|South Korea Table of Contents
The rapid pace of industrialization not only changed much of the South Korean landscape, as farmlands were converted into highways and factory sites, but also profoundly modified the social structure, social values, and behavior. As late as 1965, some 58.7 percent of the labor force was engaged in agriculture and fishery, but the percentage declined to 50.4 percent in 1970 and 38.4 percent in 1978. The percentage of workers engaged in secondary industries, including mining and manufacturing, rose from 10.3 percent in 1965 to 35.2 percent in 1970 and 38.4 percent in 1978. Industrialization led to a rapid increase in South Korea's urban population, which rose from 28.3 percent of the total in 1960 to 54.9 percent in 1979. Rapid urbanization compounded the problems of housing, transportation, sanitation, and pollution, and exacerbated other social problems.

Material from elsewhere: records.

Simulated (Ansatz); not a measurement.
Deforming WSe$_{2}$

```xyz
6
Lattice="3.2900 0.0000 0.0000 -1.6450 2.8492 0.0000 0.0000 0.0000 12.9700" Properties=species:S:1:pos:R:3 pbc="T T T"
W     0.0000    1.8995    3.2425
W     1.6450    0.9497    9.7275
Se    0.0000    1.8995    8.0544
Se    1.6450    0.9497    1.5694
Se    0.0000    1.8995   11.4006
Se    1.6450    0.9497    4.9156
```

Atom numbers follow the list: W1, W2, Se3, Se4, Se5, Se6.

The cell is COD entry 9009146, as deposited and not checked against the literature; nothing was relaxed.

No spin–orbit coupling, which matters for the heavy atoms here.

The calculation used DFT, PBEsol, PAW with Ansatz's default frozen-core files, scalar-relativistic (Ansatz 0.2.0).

Improved living standards and ever-increasing job opportunities accelerated the desire among South Koreans for education, particularly at secondary schools and institutions of higher learning. In 1960 about one-third of children between twelve and fourteen years of age attended middle schools; that proportion increased to 53.3 percent in 1970 and 74.0 percent in 1975. In 1960 some 19.9 percent of the population between fifteen and seventeen years of age attended high schools; that proportion increased to 29.3 percent in 1970 and 40.5 percent in 1975. By 1970 about 9.3 percent of college-age youths attended colleges and universities and the number of university graduates exceeded 30,000 a year. Eight years later, 41,680 students graduated from four-year institutions of higher learning.
Most workers with higher education qualifications were absorbed by the rapidly growing industrial and commercial sectors, joining the ranks of the growing middle class. Demands and rewards for people in the more prestigious fields--doctors, lawyers, economists, scientists, and managers--were increasing. The number of white-collar workers in commerce, industry, banking, civil service, and the teaching profession also rose, as did the number of small entrepreneurs and retailers.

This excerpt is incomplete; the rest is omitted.